The Marvels review: Superhero film is frustratingly generic fare, flawed in places, fun in others

REVIEW: Who would have thought that after some 30-odd films, amid multiple TV series spinoffs, latest entrant The Marvels wouldn't be anything but a sure thing?

A sequel of sorts to 2019's Captain Marvel and an extension of the Ms. Marvel Disney+ series, director Nia DaCosta's superhero foray comes amid a growing wave of indifference to the Marvel canon.

But if Ant-Man and the Wasp: Quantumania proved anything earlier this year, it's that the superhero world is taking somewhat of a wobble as the writers take a few more risks and audiences quake with ambivalence. 

Suffice to say, The Marvels, with its cookie-cutter bad guy looking for revenge against Captain Marvel plot, doesn't quite hit the spot, settling for frustratingly generic fare despite splashes of creativity and a fun performance from Iman Vellani as Ms. Marvel.

If it's plot you're after - Captain Marvel, Monica Rambeau and Kamala Khan find themselves intertwined in each other's lives thanks to a series of body-swapping moments caused by bad girl Dar-Benn (Zawe Ashton, massively underused and depressingly generic) opening up various "jump points" around the galaxy. 

When the trio investigate, they uncover a devilish plot for revenge, that is personally pertinent to Brie Larson's Captain Marvel - and could signal the end of Earth.

It's not that The Marvels is utterly atrocious, more that it's hard to stop a great feeling of indifference washing over you during proceedings. Vellani's exuberant Kamala Khan is easily the high point of the film, exuding both adulation for Captain Marvel and a desire to fit in.

Teyonah Parris and Brie Larson offer solid support as both Rambeau and Marvel respectively, but placed on screen with the joyous Vellani and saddled with a script that requires large dumps of exposition and lore from their characters, they fade into dimmer lights.
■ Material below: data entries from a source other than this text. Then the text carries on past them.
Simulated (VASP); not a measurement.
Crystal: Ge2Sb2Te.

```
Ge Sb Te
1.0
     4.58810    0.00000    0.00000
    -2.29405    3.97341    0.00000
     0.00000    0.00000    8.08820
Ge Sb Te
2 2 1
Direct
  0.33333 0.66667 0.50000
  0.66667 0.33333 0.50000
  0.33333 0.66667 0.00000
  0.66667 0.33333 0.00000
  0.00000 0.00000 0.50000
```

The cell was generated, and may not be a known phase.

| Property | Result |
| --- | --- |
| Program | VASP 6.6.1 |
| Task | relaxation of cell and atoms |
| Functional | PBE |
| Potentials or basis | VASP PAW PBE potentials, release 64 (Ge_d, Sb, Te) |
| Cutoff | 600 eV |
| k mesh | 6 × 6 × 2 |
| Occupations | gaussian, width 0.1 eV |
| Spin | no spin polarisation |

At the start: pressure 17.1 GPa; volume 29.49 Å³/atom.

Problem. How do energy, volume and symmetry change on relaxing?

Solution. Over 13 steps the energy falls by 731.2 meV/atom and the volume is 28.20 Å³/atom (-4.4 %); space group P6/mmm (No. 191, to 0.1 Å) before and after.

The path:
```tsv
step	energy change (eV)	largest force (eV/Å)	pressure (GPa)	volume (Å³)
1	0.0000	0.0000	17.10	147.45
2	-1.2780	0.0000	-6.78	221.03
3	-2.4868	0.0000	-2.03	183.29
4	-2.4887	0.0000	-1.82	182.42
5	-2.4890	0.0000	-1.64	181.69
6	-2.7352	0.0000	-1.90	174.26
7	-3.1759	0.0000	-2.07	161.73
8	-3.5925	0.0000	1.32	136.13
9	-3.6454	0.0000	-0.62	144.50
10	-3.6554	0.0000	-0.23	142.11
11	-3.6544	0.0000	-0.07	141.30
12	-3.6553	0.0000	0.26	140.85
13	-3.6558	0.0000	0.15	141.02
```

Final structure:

Equally, while The Marvels is one of the shorter entrants into the Marvel Cinematic Universe, pacing, editing and generally jerkiness of tone leave the film feeling more scattershot than fluid. Sequences of refugees and their families coming under attack from others within their land feel awfully close to the bone and uncomfortable, given the societal parallels with the current Israel-Hamas conflict.

Ultimately, while the writers deserve to be given plaudits for trying a different way to approach alien worlds (including a planet where song and dance are the primary ways of communication), much of what transpires in The Marvels feels dashed off, rushed and a victim of an edit suite and wider desires to create multiverses and establish other properties.

It's a crying shame, because while it hits some high points and welcome silliness abounds in short bursts, The Marvels is less Marvels-ous and more 'Meh'.